Open SDJustus opened 1 year ago
I agree this is a bug (without having yet reproduced it), but actually in the sense that the scheduler should only ever have zero or one replicas: 1 for normal operation, 0 for testing purposes. The scheduler is stateful and not designed for distributed ownership or co-ordination of resources.
Likewise, Hodometer should only ever have 1 replica if enabled, and otherwise be disabled.
Alright, thanks for the information. So am I right assuming, that zero downtime in case of something like a EKS or GKE upgrade (i.e. AMI Image updates) is not possible out of the box, with the scheduler only being able to run 1 replica at a time? Or is the scheduler not needed for executing inferences originating from the seldon-mesh service?
The latter -- the scheduler is a control plane-only component involved in inferencing.
The rest of the system should continue to operate if the scheduler is temporarily unavailable, for example during a rollout or due to a node going down, but you'd be unable to schedule or unschedule any models or pipelines until it was back.

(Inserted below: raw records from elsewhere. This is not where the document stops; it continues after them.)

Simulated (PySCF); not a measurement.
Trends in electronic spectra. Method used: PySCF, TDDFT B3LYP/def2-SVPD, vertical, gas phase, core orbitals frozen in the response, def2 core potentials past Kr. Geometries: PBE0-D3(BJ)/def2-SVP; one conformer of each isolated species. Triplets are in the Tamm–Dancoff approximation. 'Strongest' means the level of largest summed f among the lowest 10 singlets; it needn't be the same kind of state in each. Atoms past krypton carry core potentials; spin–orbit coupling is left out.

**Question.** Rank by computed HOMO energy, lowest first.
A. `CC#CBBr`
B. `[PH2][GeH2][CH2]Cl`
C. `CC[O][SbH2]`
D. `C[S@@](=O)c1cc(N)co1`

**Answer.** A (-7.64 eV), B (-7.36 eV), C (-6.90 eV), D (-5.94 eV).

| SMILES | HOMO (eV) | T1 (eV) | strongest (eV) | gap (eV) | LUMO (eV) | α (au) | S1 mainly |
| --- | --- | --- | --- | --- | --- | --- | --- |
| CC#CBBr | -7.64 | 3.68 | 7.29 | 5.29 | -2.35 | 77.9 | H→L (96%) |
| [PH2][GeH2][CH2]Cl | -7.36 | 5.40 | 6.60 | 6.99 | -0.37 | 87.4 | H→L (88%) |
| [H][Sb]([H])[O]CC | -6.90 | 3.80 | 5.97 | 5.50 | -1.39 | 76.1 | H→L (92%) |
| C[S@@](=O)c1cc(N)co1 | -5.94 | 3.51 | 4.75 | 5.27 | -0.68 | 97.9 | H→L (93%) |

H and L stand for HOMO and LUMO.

Ok, thanks for the quick response... Should the replicas therefore be configurable, when only 0 or 1 replicas are allowed with 0 being only viable for testing purposes?
Personally I think it makes sense to remove replicas
and leave disable
for controlling whether that component is present or not
Describe the bug
inside the seldon-runtime helm chart, the scheduler
replicas
value is not propergated to the Chart.Expected behaviour
The replica count of the scheduler inside the SeldonRuntime Helm Chart to be used.